Shrinking ship bubbles ‘could counteract climate change’

shipping bubbles
New 'micro-bubbles' technology is seen as a solution to limit ships from producing more bubbles in the ocean, which scientists claim have the effect of reflecting and refracting sunlight off the surface of the ocean. Image: GTS Productions / Shutterstock.com

Getting ships to generate smaller bubbles as they sail across the oceans could counteract the impact of climate change, a study suggests.

Scientists from University of Leeds, UK, say this would create a brighter wake behind a vessel and reflect more sunlight back into space.

However, it could also increase rainfall in some areas.

The findings were presented at the American Geophysical Union Fall Meeting in San Francisco.

This is the latest idea from the hotly debated field of geoengineering - manmade global fixes to climate change.

Suggestions for reducing the amount of solar radiation absorbed by the Earth range from installing giant mirrors in space to injecting salt into clouds to make them more reflective.

But Leeds’ Prof Piers Forster said the bubbles idea was a more plausible scheme.

He told BBC News: “A lot of these technologies are completely hypothetical.

“The one advantage about this technology - of trying to generate these tiny ‘micro-bubbles’ - is that the technology does already exist.”

Double benefit

As ships sail across the waves, the white froth they create in their wake stands out from the dark ocean waters.

But the team behind this study said that if the bubbles in the froth were smaller in size, the watery trail would be even brighter.

More importantly, it would also stick around for much longer: the bubbles could last for up to 24 hours, compared with an average lifetime of a few minutes for ordinary bubbles.

This would have the effect of reflecting and refracting sunlight off the surface of the ocean, said Prof Forster.

The team found that making bubbles 10 to 100 times smaller than their current size - to about 1 micron (one millionth of a metre) - had the greatest impact. And that this could be done by fitting aerosol technology to the backs of ships.

Julia Crook, also from Leeds, explained: “The technology required for other forms of solar radiation management is a long way off being ready, whereas micro-bubble generators already exist.

“The Japanese are already experimenting with micro-bubbles under ships’ hulls to make them more streamlined and more fuel-efficient.

“This could have a double benefit.”

She added: “This form of solar radiation management has the advantage over stratospheric aerosol injection, in that one could move ships with bubble generators to different parts of the ocean, providing more control on the regional temperature and precipitation changes induced.”

Temporary fix

The team used a computer model to calculate what would happen if 32,000 large ships - the current estimate of large vessels on the high seas - produced tinier bubbles.

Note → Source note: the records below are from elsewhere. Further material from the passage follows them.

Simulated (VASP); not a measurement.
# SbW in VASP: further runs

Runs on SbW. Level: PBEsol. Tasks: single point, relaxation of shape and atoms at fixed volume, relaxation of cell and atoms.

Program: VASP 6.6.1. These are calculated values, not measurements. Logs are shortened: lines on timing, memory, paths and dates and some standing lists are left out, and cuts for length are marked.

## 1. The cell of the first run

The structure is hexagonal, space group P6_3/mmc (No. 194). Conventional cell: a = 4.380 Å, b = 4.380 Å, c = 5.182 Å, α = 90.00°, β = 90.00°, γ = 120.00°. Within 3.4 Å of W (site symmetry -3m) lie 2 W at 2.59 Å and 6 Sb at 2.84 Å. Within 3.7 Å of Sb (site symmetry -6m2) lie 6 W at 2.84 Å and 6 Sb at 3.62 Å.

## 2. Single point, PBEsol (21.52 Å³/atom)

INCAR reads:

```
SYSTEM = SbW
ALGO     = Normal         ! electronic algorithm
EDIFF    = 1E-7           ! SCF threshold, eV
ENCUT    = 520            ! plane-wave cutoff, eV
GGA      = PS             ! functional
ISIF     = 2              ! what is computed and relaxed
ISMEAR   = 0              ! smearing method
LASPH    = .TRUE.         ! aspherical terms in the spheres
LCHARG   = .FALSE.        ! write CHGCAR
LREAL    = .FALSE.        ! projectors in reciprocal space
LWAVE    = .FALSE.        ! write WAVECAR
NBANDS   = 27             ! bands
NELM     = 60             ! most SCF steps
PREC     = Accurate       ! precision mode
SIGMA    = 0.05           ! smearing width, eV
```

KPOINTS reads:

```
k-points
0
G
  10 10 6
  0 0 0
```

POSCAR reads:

“If we were to successfully put these generators on to these ships, and the ships just went about their normal business, we did find there was potential to reduce the surface temperature by about 0.5C,” Prof Forster said.

However, while this would somewhat counteract the effect of climate change, the team found it would also increase precipitation in some areas.

And there are some concerns about unforeseen consequences on ocean ecosystems, although the team thinks that the scheme probably would not affect ocean productivity - how carbon is moved around the ocean.

However, Prof Forster said that it was unlikely that this geoengineering fix - or any others - would be implemented anytime soon.

“I think with all these technologies, we would be looking at decades to implement them,” he told BBC News.

“They aren’t a very rapid solution that perhaps people think they ought to be.

“Also, it’s important to say that these will only ever be a temporary fix - you also need to cut your carbon emissions to prevent long-term climate change.”